The "pacis are for babies" speech doesn't work.

 

I think it will have to be a cold turkey situation but I just don't know how to cope with the aftermath of tears.

 

He also has a collection of soft t-shirts of mine that he uses for comfort, pretty much in conjunction with the paci. So as soon as he sees a "soft" lying around, he asks for his paci. I'm not saying I want to get rid of his comfort softs, I don't, but I wonder if the connection between the two is going to make it harder?

 

Please help!

post #2 of 11

why are you so eager to eliminate it if it brings comfort and if it will be difficult to get rid of? 

post #3 of 11
Thread Starter 

I want to get rid of it because 1) I have a baby due end of September and while I hope not to use a paci with #2, if we do end up using one and they're lying around the house, it will be very difficult to stop DS1 from picking them up and using them.

 

2) I admit to not being up on all the research but aren't there detrimental effects to pacifier use beyond the age of 2 (DS is 2.5) linked to speech disorders and teeth alignment? Like I said, I really haven't read up on it. I can tell you from experience, that when he has his paci in his mouth he does not communicate with us except for grunts. I don't think that's very positive.

 

post #4 of 11
Quote:
Originally Posted by Louisep View Post

I want to get rid of it because 1) I have a baby due end of September and while I hope not to use a paci with #2, if we do end up using one and they're lying around the house, it will be very difficult to stop DS1 from picking them up and using them.

 

2) I admit to not being up on all the research but aren't there detrimental effects to pacifier use beyond the age of 2 (DS is 2.5) linked to speech disorders and teeth alignment? Like I said, I really haven't read up on it. I can tell you from experience, that when he has his paci in his mouth he does not communicate with us except for grunts. I don't think that's very positive.

 


I had the same thought just before my second child was born. My 2.5 year old is obsessed with the pacifier. I too started only allowing them in the house. I was unsuccessful in keeping them away from the new baby thanks to my DH, so I have no advice in that regard.
I did struggle with the idea of taking something of comfort away, and I actually think it helped with the post baby transition.

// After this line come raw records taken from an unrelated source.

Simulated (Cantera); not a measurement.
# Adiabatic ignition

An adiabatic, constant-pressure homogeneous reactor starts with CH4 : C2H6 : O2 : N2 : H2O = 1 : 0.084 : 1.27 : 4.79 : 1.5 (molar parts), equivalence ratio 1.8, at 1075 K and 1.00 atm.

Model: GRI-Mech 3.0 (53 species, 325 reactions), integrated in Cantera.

As far as the teeth... My pedi was constantly harping on getting rid of it because of teeth issues. I took him to the dentist a few weeks ago for the first time. The dentist was aware of the paci use because DS had a mild rash on the corner of his mouth from the paci. The dentist asked about the rash, but acted like the pacifier was no big deal. He said nothing about it being detrimental.

As for speech... I don't kow about any of the research, but my son was hard to understand with the paci. We started to say, "I can't understand you with the nuk in your mouth." now he automatically removes it when he speaks.
post #5 of 11

I have several friends with children who were crazy attached to their pacis.

 

One was able to trim the ends off until there was less & less to suck on.

 

Three were successful with setting a day (usually a special event) & have the child help them give the pacis away to other children/babies who needed them. One used Christmas (left them for Santa), another the Easter Bunny & I don't remember the last one.

 

One was successful by rewarding the child with something they REALLY wanted if she gave up the pacis. In this case she was 6 or 7 though & wanted her ears pierced.

post #6 of 11

hm.. like a pp said, it might help with the new baby transition.  and mama, i KNOW how being preggo can make you want to make plans like crazy, but it's going to be quite a long time before the new baby can reach out and grab a paci and put it in the mouth, maybe your little one will have given it up on his own by then? 

 

post #7 of 11

Well both of my kids were HUGE paci addicts. My DD we did the fairy thing and it worked like a charm. My DS like your had no interest in that. I have no idea if you have more than one paci you use but i would throw them all out but one - unbeknown to him - then magically tell him that you lost the other one after a week or so. It may sound harsh but it worked SO WELL with my ds - and he is a bit of a drama king - I think as parents we anticipate the worst and stress that they will be emotionally scared but really- it is just a pacifier and he will get over it unscathed :)

post #8 of 11
Thread Starter 
Quote:
Originally Posted by MegEliz View Post

Well both of my kids were HUGE paci addicts. My DD we did the fairy thing and it worked like a charm. My DS like your had no interest in that. I have no idea if you have more than one paci you use but i would throw them all out but one - unbeknown to him - then magically tell him that you lost the other one after a week or so. It may sound harsh but it worked SO WELL with my ds - and he is a bit of a drama king - I think as parents we anticipate the worst and stress that they will be emotionally scared but really- it is just a pacifier and he will get over it unscathed :)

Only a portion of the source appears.